The U.S. space agency (NASA) has launched what is thought to be the most technologically difficult experiment ever undertaken aboard a spacecraft. A satellite called Gravity Probe B goes into orbit from Vandenberg Air Force Base, California to determine if German physicist Albert Einstein was correct when he theorized that large celestial bodies like our planet bend space and time.
Approximately 45 years after it was first conceived, Gravity Probe B is finally getting its chance to make the subtlest measurements of the cosmos ever attempted. With that data, scientists hope to show that Einstein's theory of how gravity works is correct.
The eminent 17th century English scientist Isaac Newton thought of gravity as a force between two objects that acts instantaneously, no matter how far the distance between them, but Einstein rejected Newton's theory because nothing, not even gravity, is believed to be faster than light, and light takes time to travel between two objects.

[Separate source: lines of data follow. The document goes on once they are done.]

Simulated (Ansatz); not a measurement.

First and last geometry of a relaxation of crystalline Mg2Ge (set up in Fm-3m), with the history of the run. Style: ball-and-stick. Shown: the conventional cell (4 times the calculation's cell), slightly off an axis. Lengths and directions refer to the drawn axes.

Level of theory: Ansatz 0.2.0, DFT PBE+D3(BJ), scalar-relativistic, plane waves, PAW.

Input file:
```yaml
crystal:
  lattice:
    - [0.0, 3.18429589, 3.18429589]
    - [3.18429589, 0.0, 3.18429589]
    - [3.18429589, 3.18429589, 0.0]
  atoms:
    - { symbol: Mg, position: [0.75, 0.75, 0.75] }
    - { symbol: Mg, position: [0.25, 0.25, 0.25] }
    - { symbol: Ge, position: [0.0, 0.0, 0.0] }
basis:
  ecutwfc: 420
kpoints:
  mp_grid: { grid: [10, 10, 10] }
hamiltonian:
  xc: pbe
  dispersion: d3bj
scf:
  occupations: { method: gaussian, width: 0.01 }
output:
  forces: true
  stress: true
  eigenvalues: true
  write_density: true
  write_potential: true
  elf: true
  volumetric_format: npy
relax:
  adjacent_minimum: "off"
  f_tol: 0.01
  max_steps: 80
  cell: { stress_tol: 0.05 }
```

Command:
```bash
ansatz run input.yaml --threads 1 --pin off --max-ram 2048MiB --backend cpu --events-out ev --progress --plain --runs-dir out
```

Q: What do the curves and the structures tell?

Instead, Einstein conceived of gravity in an entirely different way, as Stanford University physicist Francis Everitt points out. "To cut a long story short, Einstein realized that no longer could one look at gravity as a force in the way Newton had, but as something that distorts space and time," he said.
Imagine a bowling ball on a mattress. In a simple analogy to gravity, the weight of the ball causes the bed to sag so that another object placed on the mattress tends to roll toward it.
Einstein also suggested that a rotating object has another affect on space and time, as explained by California Institute of Technology physicist Kip Thorne.
"The spin of the Earth or the sun or any other body drags space into motion around itself like the air in a tornado," he said. "That we have never seen in any definitive way. There have been hints of observations of it, but nothing definitive and absolutely nothing that is quantitative."
To measure the predicted twist and curvature of space and time, physicists Thorne and Everrit have helped design Gravity Probe B so that it will remain as steady in space as possible.
To accomplish this, the probe has four of the most accurate gyroscopes ever made. Gyroscopes are devices that spin and are used to keep spacecraft in a stable position. The basis of these gyroscopes is four nearly perfect spheres the size of ping pong balls, made of glass coated with a thin layer of the metal nobium. They are so smooth and round that if Earth was as smooth, it would have no mountains and the highest point would be less than three meters.
Because of the near perfection of their shape and balance, their spin will maintain a steady spacecraft as it is initially pointed at a guide star. That way, any drift of the gyroscopes away from the guide star is due not to their structure, but to the warping and the swirl of space around the spinning Earth.
"The whirling motion of space around the Earth grabs the gyroscope to change its spin axis like a straw floating on the surface of a river," Kip Thorne explained. "Where the river flows faster in the center and slower near the bank, the straw will turn. It's precisely the same thing going on here. Space moves faster near the Earth and slower farther away and the spin axis of the gyroscope turns."
However, the drift of the gyroscopes' axis is expected to be extremely subtle. Over one year, it it should be about one-tenth the width of a human hair, as measured by extremely sensitive detectors aboard Gravity Probe B.
It has taken 45 years and seven project cancellations to move from concept to flight. This is the longest development time for any U.S. space mission. Its goals may seem esoteric and impractical, but Stanford University engineer Brad Parkinson said so did Scottish physicist James Maxwell's laws of electricity and magnetism in the 19th century, until the world was electrified.
"Physics finds fundamental laws and it is rare that the generation you're currently in has a direct benefit, but it is the sons and grandsons," he said. "So I think it is for our grandchildren."
The Gravity Probe B satellite is to circle Earth for 16 months. If its detectors show no shift in the direction the gyroscopes point, theorists might have to begin developing new concepts of gravity and the shape of space.